Posted: Mon Sep 09, 2019 4:48 pm
by wingnut
A customer just sent me a pair of reconditioned gear legs. They both have the hole that's drilled completely through.
The gear we removed were also the knock-kneed type, but only have a dimple for the brake line retainer to clip into place.

I can find or fab the brake line retainer straps, but the IPC doesn't mention what type fastener attaches the retainer straps to the gear leg/hole. Anybody know?

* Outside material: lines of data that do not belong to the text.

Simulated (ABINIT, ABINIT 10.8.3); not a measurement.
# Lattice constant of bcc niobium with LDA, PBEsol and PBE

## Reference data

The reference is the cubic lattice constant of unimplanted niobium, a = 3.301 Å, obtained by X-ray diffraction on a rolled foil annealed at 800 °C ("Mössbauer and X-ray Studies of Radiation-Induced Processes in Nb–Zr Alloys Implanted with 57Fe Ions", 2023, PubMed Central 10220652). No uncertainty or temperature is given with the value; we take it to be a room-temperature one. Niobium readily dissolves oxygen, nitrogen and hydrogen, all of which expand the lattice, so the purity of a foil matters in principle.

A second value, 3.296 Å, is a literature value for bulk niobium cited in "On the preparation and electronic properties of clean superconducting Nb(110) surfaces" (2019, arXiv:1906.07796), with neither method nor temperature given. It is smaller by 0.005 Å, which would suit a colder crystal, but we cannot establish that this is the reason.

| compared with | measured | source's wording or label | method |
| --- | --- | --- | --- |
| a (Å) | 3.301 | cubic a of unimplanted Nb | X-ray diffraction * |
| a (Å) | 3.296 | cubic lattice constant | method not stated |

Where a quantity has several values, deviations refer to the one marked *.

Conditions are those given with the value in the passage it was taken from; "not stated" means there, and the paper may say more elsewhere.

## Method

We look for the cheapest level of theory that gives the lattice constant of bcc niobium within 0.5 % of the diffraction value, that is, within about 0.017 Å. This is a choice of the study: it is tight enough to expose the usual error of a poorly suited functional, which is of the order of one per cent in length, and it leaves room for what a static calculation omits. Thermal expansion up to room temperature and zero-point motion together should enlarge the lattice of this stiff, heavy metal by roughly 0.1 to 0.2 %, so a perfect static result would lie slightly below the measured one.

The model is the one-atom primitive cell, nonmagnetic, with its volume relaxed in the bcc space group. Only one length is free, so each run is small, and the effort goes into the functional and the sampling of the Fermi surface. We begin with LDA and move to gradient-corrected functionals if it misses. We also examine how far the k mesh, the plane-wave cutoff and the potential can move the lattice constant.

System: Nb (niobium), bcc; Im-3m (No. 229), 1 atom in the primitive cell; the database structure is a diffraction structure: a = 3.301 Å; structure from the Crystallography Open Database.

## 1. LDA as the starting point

The holes in the gear legs are countersunk on both sides (top and bottom), so was thinking if I make a strap, I would dimple it so the dimple will nest into the countersinks. This way, the fastener wouldn't have much stress on it, and I could use a soft rivet to fasten the retainer to the gear leg. Micro-shave it flush on both sides.

Or I could make retainers out of half hard stainless, and dimple the retainer to clip into the countersunk holes, installed with some PR1440 sealant, maybe avoiding a fastener through the gear leg.

Thoughts?

Re: Earliest knock-kneed gear legs question

Posted: Mon Sep 09, 2019 6:01 pm
by n2582d
Del,
It looks like KRN has straps, p/n 0541104, in stock. Like you wrote, the IPC clearly shows a fastener for attaching these clips but it doesn't spell out what that fastener is. I think one can come up with a reasonable guess looking at the Cessna 120/140 IPC. Here's a screen shot:
Step Attach C-120/140, Click to Enlarge
Step Attach C-120/140, Click to Enlarge
Item 16 is a AN435-6P-16 rivet, (now superseded to MS20435). This is a 3/16" dia. 1" long carbon steel round head rivet. (Anyone know how the thickness of the 120/140 gear compares to the early 170 gear? You'd obviously need a longer rivet if the gear is thicker.) I found the information on this rivet here. The only thing I wonder about here is if they used a round head rivet on the 170 why are the holes countersunk? Anybody know if the 120/140 holes are also countersunk? Bruce, did you happen to get a picture of this clip on the gear leg of N4039V?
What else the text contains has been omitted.